Confronted by a growing demand for housing in urban areas, sustainable living in the future will require thinking differently about how we create more living spaces. Empty office spaces and unused, outdated real estate are ever-expanding in today’s urban areas. In 2019, the service sector in France tallied 5 million square meters of available space (source: ORIE). The current economic model generates a context in which real estate speculation can create development peaks that are independent from and incoherent with the city’s needs. These unused spaces can be re-qualified, reorganized, and reused. Property owners can be incentivized to allow temporary housing in unused buildings, aligning the needs of property owners who lack renters and persons/families who need a place to live.
This project in Toulouse, France, is a good example of what we can do: facilitate the transition by providing architectural and legal support.
The re-use of a public building – a former college dormitory – that has been empty since 2015.
This building has been closed because of a reorganization of the university campus in another area of the city without a project for rehabilitation at the moment. After only one month of renovations, we transformed the space into emergency housing for 220 people, many of which are families (including 95 children). This emergency housing was initially scheduled to close after four months, but the project has been a real success both with the inhabitants and the neighborhood. The government decided to extend the experiment for another 12 months.

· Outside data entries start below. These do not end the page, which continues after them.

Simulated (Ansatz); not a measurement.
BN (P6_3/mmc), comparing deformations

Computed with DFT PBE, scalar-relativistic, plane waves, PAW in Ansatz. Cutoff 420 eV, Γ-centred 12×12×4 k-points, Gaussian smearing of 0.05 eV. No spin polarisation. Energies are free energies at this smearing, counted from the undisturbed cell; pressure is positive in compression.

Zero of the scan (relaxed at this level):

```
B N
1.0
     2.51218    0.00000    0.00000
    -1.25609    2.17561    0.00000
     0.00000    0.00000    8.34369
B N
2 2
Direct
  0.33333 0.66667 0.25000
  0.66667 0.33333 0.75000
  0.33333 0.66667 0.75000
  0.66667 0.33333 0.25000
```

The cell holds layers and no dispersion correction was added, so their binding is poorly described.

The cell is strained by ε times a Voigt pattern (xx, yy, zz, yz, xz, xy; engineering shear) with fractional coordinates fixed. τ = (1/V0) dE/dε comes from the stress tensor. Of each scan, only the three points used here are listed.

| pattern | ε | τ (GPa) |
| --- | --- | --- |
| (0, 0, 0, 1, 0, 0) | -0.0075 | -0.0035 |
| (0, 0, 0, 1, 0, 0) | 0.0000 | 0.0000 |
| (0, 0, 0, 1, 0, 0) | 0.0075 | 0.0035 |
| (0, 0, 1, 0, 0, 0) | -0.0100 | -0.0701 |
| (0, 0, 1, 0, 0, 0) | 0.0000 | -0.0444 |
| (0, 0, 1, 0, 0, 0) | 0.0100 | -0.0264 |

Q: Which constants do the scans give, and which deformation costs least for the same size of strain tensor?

This project was put into place quickly and inexpensively, thanks to our technical analysis of the building, security standards and urban planning. The success of the test operation was also linked to the implication of the social workers who took part in planning. Insuring quality of life for the residents of the building was at the heart of this project.
We had to deal with the emergency nature of the situation, the condition of the existing building, and security issues. Finally, we proposed two rooms for each family: a sleeping area and a living area. The kitchens and bathrooms are collective and shared by four families.
The real quality of this building comes from offering two whole floors of community spaces for residents’ activities.
The next step in this project is to open these community spaces to the entire neighborhood to generate more links with the surroundings. Creating community will allow our inhabitants to truly settle in, to make a temporary home, and to build towards a better tomorrow.
Thinking differently about real estate use in urban areas is an urgent next step for the future. By finding compromise, we can respond to the needs of people on both ends of the economic spectrum. By establishing quality ephemeral housing in unused buildings, cities can move forward without costly development, working with local public agencies towards this new approach to emergency housing that is also cost effective.